Dom Sibley and Joe Root stabilise England in afternoon session
Dom Sibley’s determined half-century and Joe Root’s latest classy effort carried England to a tea score of 140 for two on the opening afternoon of the first Test against India.
The pair came together with 63 on the board in Chennai, a rash reverse sweep from Rory Burns and a five-ball duck for Dan Lawrence unpicking a promising start for the tourists just before lunch.
Together they stabilised the position by batting through the middle session, with Sibley resolute on a docile batting surface that had yet to offer any real spin, absorbing 186 deliveries for 53 not out, while Root followed up his prolific series against Sri Lanka by reaching 45no.
The England captain was celebrating becoming the 15th Englishman to play 100 Tests and looked in the mood to mark his milestone in fitting fashion.
Both sides were keen to make first use of what was widely expected to be the best batting conditions of the match, but it was Root who called correctly.
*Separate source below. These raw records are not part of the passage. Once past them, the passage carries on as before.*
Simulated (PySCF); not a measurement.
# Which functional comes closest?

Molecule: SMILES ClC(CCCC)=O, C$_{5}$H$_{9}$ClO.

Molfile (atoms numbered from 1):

A minor miscalculation almost saw Burns fall at the start of the second over, stepping across his stumps and flicking fine around pad only for Rishabh Pant to let the half-chance slip. The wicketkeeper’s glovework is under near constant scrutiny in India and an early blemish, no matter how tough, will not have helped.
That proved a solitary scare in the opening 90 minutes, with England happy to sit in on a flat surface. The runs trickled rather than flowed, but Sibley was reassuringly secure after his struggles against spin in Sri Lanka.
He was firm in defence on the front foot and when the chance came to score he did – steering Ravichandran Ashwin to third man for four, pushing him through mid-wicket for another and later cutting a short one from Shahbaz Nadeem.
While he showed no inclination to go quickly – reaching lunch with just 26 to his name – Burns decided to make his move in the 24th over, flipping the bat and swishing in cavalier fashion in a bid to open up the field. Instead the ball looped off his front hand and straight to Pant. It was an aberration of a shot in conditions that reward patience and certainty.
With Jonny Bairstow back home in Yorkshire on a period of rest and Zak Crawley injured after slipping on a marble floor earlier this week, it fell to Lawrence to occupy the number three position.
It is one he has rarely filled at county level and proved too great an ask here, as a big slice of reverse swing from Jasprit Bumrah had the Essex prospect plumb lbw for nought.
Root contrived to involve himself in a run-out scare moments before lunch, underlining the growing unease, and would have been happy to reach the break without further damage at 67 for two.
The hard work continued with just 24 runs in the first hour of the afternoon’s play as India dried up the scoring options meticulously. Root was stuck for a while on 11, during which he had three dicey moments against Ishant Sharma. After chopping past his off stump, surviving an lbw shout and toe-ending one in front of slip he finally got moving again.
A gentle 10-over burst from Nadeem and Washington Sundar allowed England to top up their total with minimal risk, Root driving his first boundary after 55 deliveries then nailing a reverse sweep.
Sibley, meanwhile, picked his moments to meet the pitch of the ball, working around his front pad to pick gaps at mid-wicket and crunching one full-blooded sweep.
A single got him to a well-earned fifty, with Root catching up quickly as he lashed Ashwin for successive boundaries on either side of the wicket.